The History of Pitchfork’s Reviews Section in 38 Important Reviews – Pitchfork
When Texas-based, Mexican-born artist Alan Palomo, formerly of the projects Ghosthustler and VEGA, unleashed Neon Indian’s debut album, Psychic Chasms, in September, the summer of chillwave got its full-fledged album-length statement. Surreal singalongs like “Deadbeat Summer” and “Should’ve Taken Acid With You” encapsulated the slacker spiritual longing (this guy even underachieved at doing drugs!) that seemed to be in the air that year. Toro y Moi’s Causers of This in early 2010 rounded out this very-online genre with nods toward the expressive hip-hop beats of late producer J Dilla. In hindsight, chillwave may have been the sound of early, idealistic internet culture staving off a panic attack just long enough to enjoy one last season in the sun.
THE SWEDISH INVASION
Pitchfork had long made some effort to cover music from beyond North America and the UK, but by the mid-’00s, acts such as Love Is All, Jens Lekman, and “Young Folks”-whistling Peter Bjorn & John had brought Sweden as close to the American indie zeitgeist as Britpop might have seemed a decade earlier. Pitchfork’s disdain for Eurodance was long gone, too: Norway’s Annie topped our Top 50 Singles of 2004 list with her club-thumping “Heartbeat.”

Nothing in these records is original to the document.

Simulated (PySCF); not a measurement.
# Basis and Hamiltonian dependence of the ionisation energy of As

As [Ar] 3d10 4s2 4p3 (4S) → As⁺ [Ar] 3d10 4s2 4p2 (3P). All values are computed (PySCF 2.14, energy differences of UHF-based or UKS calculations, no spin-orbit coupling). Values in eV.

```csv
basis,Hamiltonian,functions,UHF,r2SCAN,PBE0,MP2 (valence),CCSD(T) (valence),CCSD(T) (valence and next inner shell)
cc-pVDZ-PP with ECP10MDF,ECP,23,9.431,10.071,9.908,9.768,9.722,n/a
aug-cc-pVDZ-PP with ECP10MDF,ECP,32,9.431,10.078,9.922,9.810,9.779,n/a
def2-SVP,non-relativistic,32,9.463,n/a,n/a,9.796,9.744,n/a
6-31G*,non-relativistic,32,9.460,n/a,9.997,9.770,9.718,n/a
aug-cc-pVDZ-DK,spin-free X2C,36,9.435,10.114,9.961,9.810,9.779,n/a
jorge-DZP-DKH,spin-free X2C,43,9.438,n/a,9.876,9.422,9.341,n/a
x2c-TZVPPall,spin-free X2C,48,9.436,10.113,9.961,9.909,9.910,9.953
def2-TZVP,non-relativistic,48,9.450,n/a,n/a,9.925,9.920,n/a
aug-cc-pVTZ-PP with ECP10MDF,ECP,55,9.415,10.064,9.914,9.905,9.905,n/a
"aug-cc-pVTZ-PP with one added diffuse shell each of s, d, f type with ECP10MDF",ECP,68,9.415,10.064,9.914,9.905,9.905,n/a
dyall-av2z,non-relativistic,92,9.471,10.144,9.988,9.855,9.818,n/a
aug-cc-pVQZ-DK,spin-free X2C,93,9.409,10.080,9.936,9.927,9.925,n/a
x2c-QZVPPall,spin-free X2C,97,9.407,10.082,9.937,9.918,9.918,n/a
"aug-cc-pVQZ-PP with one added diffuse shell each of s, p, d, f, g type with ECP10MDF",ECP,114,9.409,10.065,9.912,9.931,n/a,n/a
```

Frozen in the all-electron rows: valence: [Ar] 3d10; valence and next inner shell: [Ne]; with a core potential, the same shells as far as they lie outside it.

Robyn’s return in 2010, over three EPs culminating in her fifth album, Body Talk, was a long-awaited victory celebration from an underappreciated pop innovator. Marc Hogan’s review of Body Talk acknowledged Robyn’s mastery of a type of pop that borrowed from the indie world and sounded big and mainstream but was, for a time at least, more of a cult phenomenon.
KANYE GOES SUPERNOVA
In 2010, no one else was as ambitious, as ridiculous, as mind-blowingly extra (in a good way!) as Kanye West. After being shunned by much of polite society following his infamous Taylor Swift stage crash at the 2009 VMAs, the backpack rapper turned arena star turned Auto-Tune futurist had a lot of love to win back with his fifth album. So he bundled the best aspects of his previous work, wrapped it all up in a sumptuous, star-studded package, and called it My Beautiful Dark Twisted Fantasy.
Leading up to the record, Kanye borrowed from his friend and collaborator Lil Wayne’s playbook by releasing a string of songs for free online, building up plenty of goodwill in the process. (Three of those—future album pillars “POWER,” “Monster,” and “Runaway”—were quickly named Best New Track.) He also harnessed the excitement of social media in a time when social media was something that people were actually excited about, unleashing unforgettable tweets that were as excessive as they were neurotic, such as the all-time classic, “I hate when I’m on a flight and I wake up next to a water bottle next to me like oh great now I gotta be responsible for this water bottle.”
It all culminated in a record and a moment that somehow blew past the overwhelming hype. In a review by Ryan Dombal, Pitchfork awarded the album an extremely rare 10.0 the day of its November release, as it became the first new album to hit that pinnacle since Wilco’s Yankee Hotel Foxtrot in 2002. Ecstatic fans and perplexed haters had plenty of thoughts, conspiracy theories, and picayune gripes about the score (“really pitchfork? a 10 for kanye? sure the album may rock, but he is a stain. and stains should not be put on such a pedestal,” went one), and thanks to Twitter, they had a new place to put every last word.
FRANK’S FIRST CLASSIC
Not only was Frank Ocean’s major-label debut the first capstone on Odd Future’s rise to the mainstream, but it remains one of the best debuts of this century. When Frank released the record one week earlier than planned, there was a shock of communal excitement. It was as if everyone on Twitter, message boards, and text messages was realizing in unison that this was without question an album destined for the pantheon of music. It was important to recognize Frank’s outsized contribution to pop, R&B, and rap, and Ryan Dombal did so in a review he turned around in about 48 hours. It included connecting songs like “Thinkin Bout You” to Frank Ocean’s now famous Tumblr note, where he opened up about his sexuality, capturing, in essence, his fluidity. Everything about Frank felt as if it was rushing forward in time at an incredible pace. This review wanted to capture that blur of a feeling, of an artist claiming something brand new for himself.
CYBERPUNK 2012
When her third album was released in 2012, Claire Boucher stood with one platform boot in the underground and another in the mainstream. At the time, Visions’ post-everything digital maximalism served as a link between the indie-approved electro-pop of the likes of Robyn and Lykke Li and the Tumblr-era avant experimentations of, say, Oneohtrix Point Never or Crystal Castles. (The album would go on to help lay the groundwork for the next generation of hyperpop bedroom producers.) And Grimes’ cyberpunk fashion and controversy-courting social media presence acted as a bridge between Gorilla Vs. Bear and the MTV VMAs red carpet. But the biggest impact that she would have on the decade that followed would be in her manifestation of a future in which being Extremely Online would be elevated to a way of life.